Setting the wls environment

Beginning application tier Stage - Thu Aug 18 02:43:26 2016

/test12/applmgr/fs1/EBSapps/comn/util/jdk64/bin/java -Xmx600M -DCONTEXT_VALIDATED=false -Doracle.installer.oui_loc=/oui -classpath /test12/applmgr/fs1/FMW_Home/webtier/lib/xmlparserv2.jar:/test12/applmgr/fs1/FMW_Home/webtier/jdbc/lib/ojdbc6.jar:/test12/applmgr/fs1/EBSapps/comn/java/classes:/test12/applmgr/fs1/FMW_Home/webtier/oui/jlib/OraInstaller.jar:/test12/applmgr/fs1/FMW_Home/webtier/oui/jlib/ewt3.jar:/test12/applmgr/fs1/FMW_Home/webtier/oui/jlib/share.jar:/test12/applmgr/fs1/FMW_Home/webtier/../Oracle_EBS-app1/oui/jlib/srvm.jar:/test12/applmgr/fs1/FMW_Home/webtier/jlib/ojmisc.jar:/test12/applmgr/fs1/FMW_Home/wlserver_10.3/server/lib/weblogic.jar:/test12/applmgr/fs1/FMW_Home/oracle_common/jlib/obfuscatepassword.jar oracle.apps.ad.clone.StageAppsTier -e /test12/applmgr/fs1/inst/apps/test12_vmohswrly128/appl/admin/test12_vmohswrly128.xml -stage /test12/applmgr/fs1/EBSapps/comn/clone -tmp /tmp -method CUSTOM   -showProgress -nopromptmsg

Log file located at /test12/applmgr/fs1/inst/apps/test12_vmohswrly128/admin/log/clone/StageAppsTier_08180243.log

\     20% completed
ERROR while running Stage...
Thu Aug 18 02:50:43 2016

ERROR while running perl /test12/applmgr/fs1/EBSapps/appl/ad/12.0.0/bin/adclone.pl java=/test12/applmgr/fs1/EBSapps/comn/util/jdk64 mode=stage stage=/test12/applmgr/fs1/EBSapps/comn/clone component=appsTier method= appctx=/test12/applmgr/fs1/inst/apps/test12_vmohswrly128/appl/admin/test12_vmohswrly128.xml showProgress ...
Thu Aug 18 02:50:43 2016
[aptest12@vmohswrly128 <RUN> ]

adpreclone log files shows the below error message

Error Message:

START: Creating FMW archive.
Running /test12/applmgr/fs1/FMW_Home/oracle_common/bin/copyBinary.sh -javaHome /test12/applmgr/fs1/EBSapps/comn/clone/FMW/t2pjdk -al /test12/applmgr/fs1/EBSapps/comn/clone/FMW/FMW_Home.jar -smw /test12/applmgr/fs1/FMW_Home -ldl /test12/applmgr/fs1/inst/apps/test12_vmohswrly128/admin/log/clone/fmwT2PStage -invPtrLoc /etc/oraInst.loc -silent true -debug true
Script Executed in 298222 milliseconds, returning status 1
ERROR: Script failed, exit code 1

Solution:

1. set the environment variable T2P_JAVA_OPTIONS as given below

$export T2P_JAVA_OPTIONS="-Djava.io.tmpdir=/test12/applmgr/temp"

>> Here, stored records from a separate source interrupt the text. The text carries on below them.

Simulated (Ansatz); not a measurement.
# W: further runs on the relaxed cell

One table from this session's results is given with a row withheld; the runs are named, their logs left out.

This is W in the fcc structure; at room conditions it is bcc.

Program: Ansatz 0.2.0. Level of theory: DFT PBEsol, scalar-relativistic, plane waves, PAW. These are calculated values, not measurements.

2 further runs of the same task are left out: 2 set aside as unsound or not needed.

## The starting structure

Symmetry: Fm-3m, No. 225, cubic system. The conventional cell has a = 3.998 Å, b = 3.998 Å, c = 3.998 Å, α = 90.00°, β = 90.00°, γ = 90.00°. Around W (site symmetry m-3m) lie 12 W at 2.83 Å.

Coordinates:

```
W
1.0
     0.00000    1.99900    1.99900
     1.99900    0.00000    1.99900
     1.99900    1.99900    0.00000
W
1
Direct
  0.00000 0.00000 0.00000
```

2. Make sure enough free space is available in the temp directory provided above

3.Rerun adpreclone.pl on appsTier

Tuesday 5 July 2016

ADOP Prepare Phase Fails with ORA-31011: XML parsing failed

While applying Patch on a test instance (R12.2.5), Prepare phase failed with error ORA-31011: XML parsing failed

Complete error message from adop logfile
==================================

[aptest12@localhost <RUN> ]$ adop phase=prepare

Enter the APPS password:
Enter the SYSTEM password:
Enter the WLSADMIN password:

Validating credentials.

Initializing.
Run Edition context : /test12/applmgr/fs2/inst/apps/test12_localhost/appl/admin/TEST12_localhost.xml
Patch edition context: /test12/applmgr/fs1/inst/apps/test12_localhost/appl/admin/TEST12_localhost.xml
Patch file system free space: 1130.34 GB

Validating system setup.
[ERROR] Failed to execute SQL statement:
select node_name from FND_OAM_CONTEXT_FILES
where NAME not in ('TEMPLATE','METADATA','config.txt') and
CTX_TYPE='A' and (status is null or upper(status) in ('S','F'))
and EXTRACTVALUE(XMLType(TEXT),'//file_edition_type') = 'run'
and EXTRACTVALUE(XMLType(TEXT),'//oa_service_group_status[@oa_var=''s_web_admin_status'']')='enabled'
and EXTRACTVALUE(XMLType(TEXT),'//oa_service_list/oa_service[@type=''admin_server'']/oa_service_status')='enabled'

[ERROR] Error Message:
[ERROR] ORA-31011: XML parsing failed
[ERROR] ORA-19202: Error occurred in XML processing
[ERROR] LPX-00229: input source is empty
[ERROR] ORA-06512: at "SYS.XMLTYPE", line 272
[ERROR] ORA-06512: at line 1 (DBD ERROR: error possibly near <*> indicator at char 208 in ' select node_name from FND_OAM_CONTEXT_FILES
[ERROR] where NAME not in ('TEMPLATE','METADATA','config.txt') and
[ERROR] CTX_TYPE='A' and (status is null or upper(status) in ('S','F'))
[ERROR] and EXTRACTVALUE(<*>XMLType(TEXT),'//file_edition_type') = 'run'
[ERROR] and EXTRACTVALUE(XMLType(TEXT),'//oa_service_group_status[@oa_var=''s_web_admin_status'']')='enabled'
[ERROR] and EXTRACTVALUE(XMLType(TEXT),'//oa_service_list/oa_service[@type=''admin_server'']/oa_service_status')='enabled'
[ERROR] ')
[UNEXPECTED]Error occurred identifying Admin server node

[STATEMENT] Please run adopscanlog utility, using the command

"adopscanlog -latest=yes"

to get the list of the log files along with snippet of the error message corresponding to each log file.

Cause:

fnd_oam_context_files table has incorrect information or the table is corrupted

Solution:

1. Login to sqlplus as applsys and take backup of fnd_oam_context_files table.

SQL> conn applsys
Enter password:
Connected.
SQL> create table fnd_oam_context_files_bkp as select * from fnd_oam_context_files;

Table created.

2. Truncate Table fnd_oam_context_files

SQL> truncate table fnd_oam_context_files;

Table truncated.

3. Bring down MT Services

4. Run Autoconfig to populate fnd_oam_context_files with right information.